It is interesting, isn't it? In 1905 Nicola Tesla's breakthrough AC motor technology was under patent protection. Polyphase theory was still spreading as the individual technician/engineer tried to wrap his head around AC created rotary magnetic fields.

The primary use for electric energy was powering lights and motors, and generators had to by very close to their loads.

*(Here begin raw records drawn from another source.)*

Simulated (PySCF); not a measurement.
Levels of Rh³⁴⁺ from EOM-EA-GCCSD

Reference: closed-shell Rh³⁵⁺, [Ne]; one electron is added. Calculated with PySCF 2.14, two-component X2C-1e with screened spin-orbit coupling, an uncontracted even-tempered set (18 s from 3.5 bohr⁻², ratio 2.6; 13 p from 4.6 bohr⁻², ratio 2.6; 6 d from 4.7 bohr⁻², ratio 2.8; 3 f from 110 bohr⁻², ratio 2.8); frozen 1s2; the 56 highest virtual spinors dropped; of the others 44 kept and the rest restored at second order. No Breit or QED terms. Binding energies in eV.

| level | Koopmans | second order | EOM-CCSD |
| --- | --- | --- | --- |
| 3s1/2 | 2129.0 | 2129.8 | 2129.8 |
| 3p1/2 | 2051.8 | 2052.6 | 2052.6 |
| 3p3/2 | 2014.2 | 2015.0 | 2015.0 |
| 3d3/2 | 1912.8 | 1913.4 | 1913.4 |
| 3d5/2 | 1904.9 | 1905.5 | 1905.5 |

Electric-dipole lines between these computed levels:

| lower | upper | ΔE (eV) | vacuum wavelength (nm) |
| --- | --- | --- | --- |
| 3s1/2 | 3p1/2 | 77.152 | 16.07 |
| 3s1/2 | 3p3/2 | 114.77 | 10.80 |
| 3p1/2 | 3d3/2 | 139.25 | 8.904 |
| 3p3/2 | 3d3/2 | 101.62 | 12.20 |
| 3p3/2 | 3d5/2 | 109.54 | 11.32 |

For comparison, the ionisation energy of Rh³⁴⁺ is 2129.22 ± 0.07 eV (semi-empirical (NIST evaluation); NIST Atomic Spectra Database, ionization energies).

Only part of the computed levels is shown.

This book, while delving deeply into AC motors and generators, spends a lot of print on the installed base of machinery that had accrued over the previous forty years, and it is heavily DC. The term "neutral" has its roots back in these mists, obviously emenating from Edison's 1883 patent of the Three Wire System. This book shows many strange (by today's thinking) distribution schemes that offered incremental performance improvements of an inherently geographically limited system. One huge impediment to commercial viability was, simply, the cost of the copper.

In 1905
Quote
The manufacture of 220-volt lamps has been considered a difficult problem to solve under commercial limits.
---Electricians' Handy Book---
With respect to grounding, the Electricians' Handy Book illustrates a couple ground indicators used to alarm if any "circuit wires" are grounded. Elsewhere in the text:
Quote
Earthing Dynamo Frames. -- The windings of a dynamo or motor must be carefully insulated from the earth. The frame, on the other hand, is to be connected thereto. It is pretty sure to have such a connection in any event. Small motors may be insulated altogether.